Holy Motors (2012)
★ / ★★★★
It is a most misleading sight when Monsieur Oscar (Denis Lavant) walks away from a lavish home as kids stand on rooftops to greet him good morning. The closer he gets to the white limousine, our expectation that he is off to work–most likely business-related due to his attire–is solidified. The assumption that M. Oscar is on his way to a job is correct. The nature of his work, however, is an entirely different breed, the kind that changes every few hours. Today, M. Oscar has nine “appointments,” according to Céline (Edith Scob), the limo driver. Each one requires that he looks and acts different–all of which depend on the needs of the client.

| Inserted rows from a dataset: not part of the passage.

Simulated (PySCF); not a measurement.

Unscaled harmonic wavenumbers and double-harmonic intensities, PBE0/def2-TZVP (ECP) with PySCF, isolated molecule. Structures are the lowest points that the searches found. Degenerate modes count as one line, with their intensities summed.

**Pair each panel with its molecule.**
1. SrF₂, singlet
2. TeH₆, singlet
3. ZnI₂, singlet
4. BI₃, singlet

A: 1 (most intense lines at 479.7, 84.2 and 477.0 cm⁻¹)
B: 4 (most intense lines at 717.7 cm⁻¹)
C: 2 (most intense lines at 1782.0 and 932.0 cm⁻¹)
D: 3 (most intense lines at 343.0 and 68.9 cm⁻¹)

“Holy Motors” is an infuriating, would-be cerebral experience. Although it has plenty of imagination, it sacrifices cohesion and reason for sake of being different. As a result, we sit through so-called appointments that do not make any sense, from M. Oscar resembling a leprechaun (sans the hat) who eats flowers in the cemetery to playing a dying old man in a hotel bed who gets a chance to exchange last words with a woman. The film comes off desultory than dream-like, pretentious than thought-provoking.
Perhaps the intention is to criticize the state of modern film, how each genre has become cripplingly repetitious and stale. After all, the first scene consists of a blind man breaking through a wall and onto a movie theater. The wall, as cliché as it is, works as a metaphor for the limitations that writers and filmmakers create for themselves and therefore their work. Most importantly, it suggests that there is a wall between films and viewers that goes unbroken or unchallenged far too often.
If such is the case, the picture needs to stand on its own and be better than its targets. Since the film is neither this nor that and yet it attempts to be everything, it does not work. It fails to do anything particularly memorable with each assignment. Take M. Oscar playing a beggar in the streets of Paris as an example. While it is a good physical performance, the character is created and disposed of so quickly. There is not enough time for us to get acclimated, ask questions, and really think about what is happening.
Lavant proves in the zone in embodying each character but since the screenplay by Leos Carax does not give us the necessary time to be engaged with what is going on in its universe, the performance is, in many ways, cheapened as well as weakened in terms of emotional impact. With each make-up and costume change, there is a dramatic physical transformation but I never got past the fact that the actor is acting. It is a shame because if the material had been less insular and self-important, it would have been a visual feast as well as a force worthy of challenging our minds.
At least the cinematography is more welcoming. I enjoyed the sights of Paris especially at night and the way the camera follows M. Oscar as he turns into and around corners. But a way a picture looks rarely makes up for its (equally) important deficiencies. A movie may have good visuals but if it all feels hollow, as is the case here, the experience feels not unlike watching an amateur street performance.
Some are quick to make foolish claims that “Holy Motors,” directed by Leos Carax, is a love letter to movie lovers. This is a most unwarranted and outrageous assertion because the film is dead cold toward us. Just because a film is “artsy” or strives to be very different, does not mean it is good. While it does inspire curiosity, it is not thrilling, funny, heart-wrenching, or scary. It does not give us a sense of wonder either. What good is a film if we sit there expressionless?